Tuesday, July 24, 2007
Seen on Saturday at Borders in Emeryville
A woman walking out of the store reading the last page of the new Harry Potter Book. Are you kidding me? How many hours have you wasted just to cheat? She should have saved her money and just read it in the book store. I don't see the point of sitting there and reading the whole book if you already know the end. So lame.
Saturday, July 14, 2007
Pointless Waste of Time
So I was going off recently about how I only seem to find out about shows at the Paramount Theater in Oakland after the fact. Usually after it's sold our or it's the day of the show. Christina thought I was lame because there had to be an email list or something. She actually even sent the link to me. So this morning while checking all the music venue calendars in the area I remembered about the Paramount and actually clicked on the button that said sign up for alerts. After spending a few minutes typing all of my info in it sends me back a red alert. Apparently I already have an account? Oh, right, I did buy tickets once. After having my password emailed to me I went in to see what my profile actually had. Guess what? I've been signed up for the notices this whole time! I'd say it's working out really well and that's why I have heard about all the shows and spent money there.
Friday, May 25, 2007
Any old bandwagon will do
It finally happened yesterday. While walking by someone's desk at work I overheard the words "have you heard about the secret?" My head whipped around to see who was talking to who and then pretended not to be listening. I only managed to hear the part about how it was a book before I was out of ear shot. What is wrong with people? No, I don't want to know. I used to work with someone who was into self help books and she was a nightmare. I'll stick with my meaningless trashy magazines and Regis and Kelly, thanks.
Sunday, May 13, 2007
It's always something
Just when I thought that the house was totally in order it happens again, something to rain on your parade. I finally called the appliance repair place and they came out on Friday to fix the stove for the landlord, 2 new burners. All that anger and frustration for a half hours work plus parts. Then yesterday we get home from an all day adventure in the city and the neighbors in the front house have some sort of small dog in their back yard, which makes it our front yard. No big deal. I'm sure it's somebody visiting or something. All I have to do is close the gate so the dog doesn't get into our back yard anymore. Everything is just wonderful.....until I realize that every time the small dog tries to bark a shrill, high pitched whistle goes off to shut the dog up, but is actually worse than the dog barking. One small yip and we then get 10-15 seconds of the whistle that pierces like nobody's business. As I'm writing this I have come to realize that the whistle is going off without the dog barking. Oh good, only a few more hours of my complaining before Clay gets irritated enough to go and do something about it. Just another relaxing Sunday at home.
Friday, April 27, 2007
Dressing Like Children
Why is Dakota Fanning in ALL of the new Marc Jacobs ads? Seriously, how old is she? Every time I turn a page to reveal her, I get irritated all over again.
Sunday, April 22, 2007
Customer Service
How did I end up receiving mail from the Viceroy Hotel, where they greet you by your name at all times, addressed to Rocky Morton?
Friday, April 13, 2007
Spring
It's been a rough month and I haven't really had anything petty to complain about. Well that's never true but I didn't feel like sitting down and sharing. Apparently there are 2 of you out there that have requested something so last night on my walk home from Bart on College Ave. a few gentleman caught my eye.
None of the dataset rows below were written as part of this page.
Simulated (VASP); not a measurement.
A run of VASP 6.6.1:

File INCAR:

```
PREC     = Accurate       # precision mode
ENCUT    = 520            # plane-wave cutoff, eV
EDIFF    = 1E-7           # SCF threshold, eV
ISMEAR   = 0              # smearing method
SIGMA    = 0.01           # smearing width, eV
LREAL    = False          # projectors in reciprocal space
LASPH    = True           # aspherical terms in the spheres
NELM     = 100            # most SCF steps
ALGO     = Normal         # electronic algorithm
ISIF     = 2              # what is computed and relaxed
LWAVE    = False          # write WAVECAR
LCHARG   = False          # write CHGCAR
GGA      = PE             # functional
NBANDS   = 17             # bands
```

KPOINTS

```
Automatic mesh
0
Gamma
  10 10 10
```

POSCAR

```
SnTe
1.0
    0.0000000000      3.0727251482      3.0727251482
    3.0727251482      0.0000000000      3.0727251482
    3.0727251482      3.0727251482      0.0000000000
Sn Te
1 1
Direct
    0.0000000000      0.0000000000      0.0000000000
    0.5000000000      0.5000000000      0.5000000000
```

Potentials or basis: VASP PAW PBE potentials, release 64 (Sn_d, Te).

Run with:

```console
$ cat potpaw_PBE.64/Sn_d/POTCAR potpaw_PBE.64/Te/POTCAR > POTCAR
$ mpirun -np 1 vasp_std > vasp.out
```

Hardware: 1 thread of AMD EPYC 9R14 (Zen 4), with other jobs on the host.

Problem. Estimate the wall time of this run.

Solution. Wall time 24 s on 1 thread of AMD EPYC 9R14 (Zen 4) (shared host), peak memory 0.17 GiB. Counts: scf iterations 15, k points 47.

I guess it's officially spring when there is a guy sitting on a bench brushing his teeth like it's no big deal. Perhaps he just finished dinner? While still contemplating that I had to wade through the crowd outside of Zachary's. Why do people waiting outside of a restaurant pretend they are in a lobby instead of a sidewalk and then refuse to clear a path? Dirty looks for everyone. That's when I noticed the crowd of "bikers". Really it was just old yuppie guys with motorcycles, one of which was plush, and I mean that literally. Every surface was covered with a short pile fabric. If you didn't want to get off the couch then why did you embarrass yourself with fur?
What joy will today hold?
I guess it's officially spring when there is a guy sitting on a bench brushing his teeth like it's no big deal. Perhaps he just finished dinner? While still contemplating that I had to wade through the crowd outside of Zachary's. Why do people waiting outside of a restaurant pretend they are in a lobby instead of a sidewalk and then refuse to clear a path? Dirty looks for everyone. That's when I noticed the crowd of "bikers". Really it was just old yuppie guys with motorcycles, one of which was plush, and I mean that literally. Every surface was covered with a short pile fabric. If you didn't want to get off the couch then why did you embarrass yourself with fur?
What joy will today hold?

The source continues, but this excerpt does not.